“I am often slow in catching up to the times, but even so, I still cannot even grip this idea: With nothing more than pitocin in your IV drip, you can sooner control the date and time of the birth of a human being-- the gushing entry into the great blue world of a whole new person-- than you can the scheduling of a few line cooks in your operation.”
“I was purely content to sit in the car and wander around my own mind. Watching the world itself, the people in it, and my whole internal life was more than enough to keep me entertained.”
“How can it be, after all this concentrated effort and separation, how can it be that I still resemble, so very closely, my own detestable mother?”
“I had always wanted to contribute in some way. Leave a little more than I took.”
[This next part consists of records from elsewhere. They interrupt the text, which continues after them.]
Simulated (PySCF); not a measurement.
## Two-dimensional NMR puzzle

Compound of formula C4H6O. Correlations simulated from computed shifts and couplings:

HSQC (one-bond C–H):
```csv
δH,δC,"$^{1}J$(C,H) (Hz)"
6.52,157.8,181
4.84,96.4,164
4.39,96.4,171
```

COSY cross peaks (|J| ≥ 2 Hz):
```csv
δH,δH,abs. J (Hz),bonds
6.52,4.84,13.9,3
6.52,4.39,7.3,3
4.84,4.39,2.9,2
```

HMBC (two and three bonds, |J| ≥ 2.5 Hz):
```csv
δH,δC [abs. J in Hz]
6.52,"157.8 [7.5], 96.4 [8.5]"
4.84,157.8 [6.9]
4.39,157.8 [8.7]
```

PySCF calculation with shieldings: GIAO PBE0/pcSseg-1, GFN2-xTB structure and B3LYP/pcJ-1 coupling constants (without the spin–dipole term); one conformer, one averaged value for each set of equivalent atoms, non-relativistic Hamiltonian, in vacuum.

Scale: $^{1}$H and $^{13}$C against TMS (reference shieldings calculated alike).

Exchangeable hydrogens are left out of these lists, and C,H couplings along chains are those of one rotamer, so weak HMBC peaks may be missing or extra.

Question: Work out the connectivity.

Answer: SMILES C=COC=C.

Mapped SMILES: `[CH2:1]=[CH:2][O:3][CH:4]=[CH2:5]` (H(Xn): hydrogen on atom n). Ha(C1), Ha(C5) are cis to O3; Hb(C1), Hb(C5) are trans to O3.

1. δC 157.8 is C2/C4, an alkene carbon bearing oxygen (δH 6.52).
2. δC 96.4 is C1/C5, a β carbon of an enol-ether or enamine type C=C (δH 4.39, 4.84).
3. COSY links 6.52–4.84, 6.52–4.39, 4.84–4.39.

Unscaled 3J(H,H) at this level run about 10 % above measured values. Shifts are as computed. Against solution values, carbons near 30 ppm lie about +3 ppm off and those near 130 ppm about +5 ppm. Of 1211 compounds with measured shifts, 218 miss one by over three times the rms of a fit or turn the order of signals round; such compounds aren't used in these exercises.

“It's promising and seductive, that huge Italian family, sitting around the dinner table, surrounded by olive trees. But it's not my family and I am not their family, and no amount of birthing sons, and cooking dinner and raking leaves or planting the gardens or paying for the plane tickets is going to change that. If I don't come back in eleven months, I will not be missed, and no one will write me or call me to acknowledge my absence. Which is not an accusation, just a small truth about clan and bloodline.”
“It became such a recurring experience during this period when I was twenty -- to be starving and afraid of running out of money -- as I wandered from Brussels to Burma and everywhere in between for months on end, that I later came to see it as a part of my training as a cook. I came to see hunger as being as important a part of a stage as knife skills. Because so much starving on that trip led to such an enormous amount of time fantasizing about food, each craving became fanatically particular. Hunger was not general, ever, for just something, anything, to eat. My hunger grew so specific I could name every corner and fold of it. Salty, warm, brothy, starchy, fatty, sweet, clean and crunchy, crisp and water, and so on.”
“For the first time in probably the entire decade that had passed since I had seen or spoken to my own mother, I thought warm and grateful thoughts about her. She instilled in us nothing but a total and unconditional pleasure in food and eating.”